Saturday, November 23, 2013

Brazilian visas while in Spain.

In early September we boarded a bus to Madrid.  We had located a relatively inexpensive hotel in the center of the city (which we later found was on the major prostitution thoroughfare) Hotel Praktik Metropol.  The area was very nice during the day and in the evening although late at night it changed a little bit.


Our first afternoon we sampled the overpriced food and beverages in an outdoor café and later, we had arranged to meet with one of our language professors, Carlos (who lived in Madrid when he was not teaching at Castile) near the Plaza Mayor.  We had a lovely evening with Carlos that included drinks in an Irish pub followed by dinner at an alleged Mexican food restaurant.  Sigh!  There just isn’t any quality Mexican food in all of Spain.

Bright and early the next day we hopped on the remarkably efficient subway system and headed for the Brazilian embassy.  It looked like the Department of Motor Vehicles in East Los Angeles.  There were hundreds of people all taking numbers but after asking, we were told that we didn’t need to do so since we had an appointment.

At our appointment time we were led through a secure door to an office area which was almost empty where we met with a young man who perused our papers, found them all in order and sent us down to a machine to pay for our visas.  This large, ATM style machine featured instructions in both Spanish and Portuguese but not English which was inconvenient since it also provided about a hundred functions from paying fines and taxes to customs costs, visas and other immigration fees.

We figured it out though and promptly coughed up 160 euros each for our visas.  It was a very, very good thing that we had brought cash since you cannot pay by credit or debit card at the Brazilian consulate for anything.  Something we will always remember no matter what embassy or consulate we are dealing with.

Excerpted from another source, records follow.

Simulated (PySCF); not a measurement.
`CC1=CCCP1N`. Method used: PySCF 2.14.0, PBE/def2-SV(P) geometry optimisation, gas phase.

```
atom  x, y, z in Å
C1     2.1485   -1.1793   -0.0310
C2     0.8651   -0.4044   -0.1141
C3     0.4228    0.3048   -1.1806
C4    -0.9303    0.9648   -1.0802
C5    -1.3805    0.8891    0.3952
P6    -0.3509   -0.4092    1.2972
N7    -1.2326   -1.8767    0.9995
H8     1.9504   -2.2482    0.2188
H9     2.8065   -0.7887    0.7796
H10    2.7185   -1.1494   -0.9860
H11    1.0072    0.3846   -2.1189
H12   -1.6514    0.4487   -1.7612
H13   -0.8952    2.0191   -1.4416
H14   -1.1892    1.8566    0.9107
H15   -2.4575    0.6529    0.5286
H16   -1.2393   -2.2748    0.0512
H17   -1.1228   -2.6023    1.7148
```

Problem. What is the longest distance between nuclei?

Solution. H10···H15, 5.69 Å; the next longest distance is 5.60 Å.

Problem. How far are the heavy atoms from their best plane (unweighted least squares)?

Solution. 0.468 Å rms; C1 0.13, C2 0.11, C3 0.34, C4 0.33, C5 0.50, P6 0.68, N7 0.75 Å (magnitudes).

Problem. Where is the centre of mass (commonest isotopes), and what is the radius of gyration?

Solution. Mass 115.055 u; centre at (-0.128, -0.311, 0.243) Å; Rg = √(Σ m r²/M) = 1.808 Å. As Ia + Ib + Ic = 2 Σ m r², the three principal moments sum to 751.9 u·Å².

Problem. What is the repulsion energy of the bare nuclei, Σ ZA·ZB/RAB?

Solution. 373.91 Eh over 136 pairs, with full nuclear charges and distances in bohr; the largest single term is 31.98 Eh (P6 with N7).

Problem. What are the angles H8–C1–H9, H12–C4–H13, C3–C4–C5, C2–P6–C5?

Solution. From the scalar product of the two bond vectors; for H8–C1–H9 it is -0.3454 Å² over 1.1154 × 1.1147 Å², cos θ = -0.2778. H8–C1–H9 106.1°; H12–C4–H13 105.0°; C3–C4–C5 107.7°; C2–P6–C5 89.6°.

Returning to the young man’s desk we found that most of our three months worth of bank statements had been returned and that our file was complete.  The young man apologized for the cost of the visas but indicated that they were good for 10 years, for multiple entries and for 180 days at a time.  Very convenient if you’re planning to spend quite a bit of time in Brazil which we had no current plans to do.  He then told us to come back on Friday.

“Friday!  We won’t be here on Friday!  In fact we’re leaving tomorrow!” we yelped.  The young man stated that some employees had called in sick and they were overworked that day.  At this point Marilyn calmly pointed out that we were told that if our documents were complete that the visa could be issued the same day and the sly young man asked if we could produce the email knowing that there was no WiFi available in the building.  Of course we could, and did leaving him no choice but to grudgingly agree that our visas would be available by 3 that afternoon.  Thank God for internet café printers!

We were so happy that we decided to walk back to the hotel and stopped along the way at yet another Irish looking pub for a refreshing beverage. 

Later that afternoon, after picking up our passports containing our very impressive looking visas, we wandered around the palace and spent time in the very impressive and modern cathedral

before crossing Plaza Mayor
and walking down Calle de Toledo
to the well-known tapas district called Cava Baja (and its’ parallel street Cava Alta) to meet with Diana and her friend.


Disappointingly, the area was not very crowded in the middle of the week and many of the cafés and bars were closed.  We spent a nice, and loud because we were in Spain, evening wrapping it up with a walk through Plaza Mayor and Plaza del Sol back to our hotel where Diana and her friend intended to catch a cab.  Since it was late at night we had the opportunity to see the changed face of the area which was not very impressive.


While we have not seen everything we want to see in Madrid and although the Prada Museum (we spent hours there on our last visit to Madrid) is amazing, we find ourselves uninterested in this city overall.  We are not really night life people but we understand that is a wonderful and important feature of Madrid.  Many people we know simply love Madrid but we find it overpriced and less interesting historically than other cities and locations in Spain.


Arriving back in Granada we received another surprise.  Brent and Paige, friends from Arizona were honeymooning in Europe and would be in Granada for a couple of days in the very near future.